For fiscal 2013, the company expects earnings per share (EPS) of $3.59−$3.73 with adjusted EPS of $3.84−$3.98, representing annualized growth of 13%−17%. The current Zacks Consensus Estimate of $3.78 falls below the adjusted EPS guided range. The company also expects free cash flow to remain at an encouraging level of $4.8 billion– $5.1 billion with cash from operations of $6.4 billion−$6.6 billion.

CVS noted that the fiscal 2013 guidance excludes the anticipated benefit from the company's recent debt tender and refinancing, which is expected to result in an annual EPS accretion of approximately 2 cents due to the reduction of the interest expense. 

Further, CVS continued with its plan to deploy capital to boost shareholder confidence via dividends and share repurchases. The company expects to buy back shares worth $4 billion in fiscal 2013.  Additionally, its board of directors has approved a 38% increase in quarterly dividend to 22.5 cents per share, payable February 4, 2013. This hike will bring the payout ratio to 25%, the low end of its targeted range of 25%–30%, which will likely be achieved in another three years.

Reiterates 2012 Outlook

Anticipating a benefit from the company’s accelerated share repurchase program (announced in September 2012) and its expectation of retaining at least 60% of the prescriptions gained from the Walgreen Inc. (WAG - Analyst Report) and Express Scripts Holding Co. (ESRX - Analyst Report) impasse, CVS expects adjusted EPS in fiscal 2012 to remain in the range of $3.38−$3.41. The current Zacks Consensus Estimate of $3.37 falls below the guidance range.

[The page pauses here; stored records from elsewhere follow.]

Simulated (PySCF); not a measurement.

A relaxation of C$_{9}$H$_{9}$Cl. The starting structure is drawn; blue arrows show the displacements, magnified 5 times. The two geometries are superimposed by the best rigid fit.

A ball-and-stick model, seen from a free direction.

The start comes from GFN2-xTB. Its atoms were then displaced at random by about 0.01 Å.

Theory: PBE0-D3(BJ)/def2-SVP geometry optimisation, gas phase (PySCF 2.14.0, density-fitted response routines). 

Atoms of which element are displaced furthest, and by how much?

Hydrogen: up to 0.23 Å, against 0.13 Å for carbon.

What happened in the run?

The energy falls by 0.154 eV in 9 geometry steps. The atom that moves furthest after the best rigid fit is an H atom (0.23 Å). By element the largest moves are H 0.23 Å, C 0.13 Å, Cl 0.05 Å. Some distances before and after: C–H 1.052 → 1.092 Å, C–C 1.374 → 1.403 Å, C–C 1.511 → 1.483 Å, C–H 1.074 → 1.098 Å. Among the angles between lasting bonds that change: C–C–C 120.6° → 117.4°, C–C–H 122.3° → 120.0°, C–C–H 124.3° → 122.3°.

The company also reiterated its 2012 free cash flow and cash flow from operations guidance of $4.6–$4.9 billion and $6.2–$6.4 billion, respectively. The fiscal 2012 guidance includes the completion of the accelerated share repurchase agreement of $1.2 billion.

Obamacare: A Big Boost

While discussing the long-term growth trajectory, CVS expected the implementation of the Affordable Care Act (ACA) or Obamacare to play in favor of the company by providing the much needed impetus to its business. CVS is upbeat regarding the fact that under the ACA, beginning 2014, there will be an additional 30 million people to join in the list of insured people. The company believes that with this massive increase in the insured aging population, there will be a huge demand for specialty drugs, which could present a big opportunity for companies like CVS.

We are impressed with the company’s fiscal 2013 guidance, which remained above our expectation. We are also confident about CVS’ long-term potential, based on its retail execution, deployment potential and the strong generics cycle. Moreover, we believe that the healthcare reform will open up new opportunities for the company. Currently, CVS retains a Zacks #3 Rank (short-term Hold). Over the long term, we have a Neutral recommendation on the stock.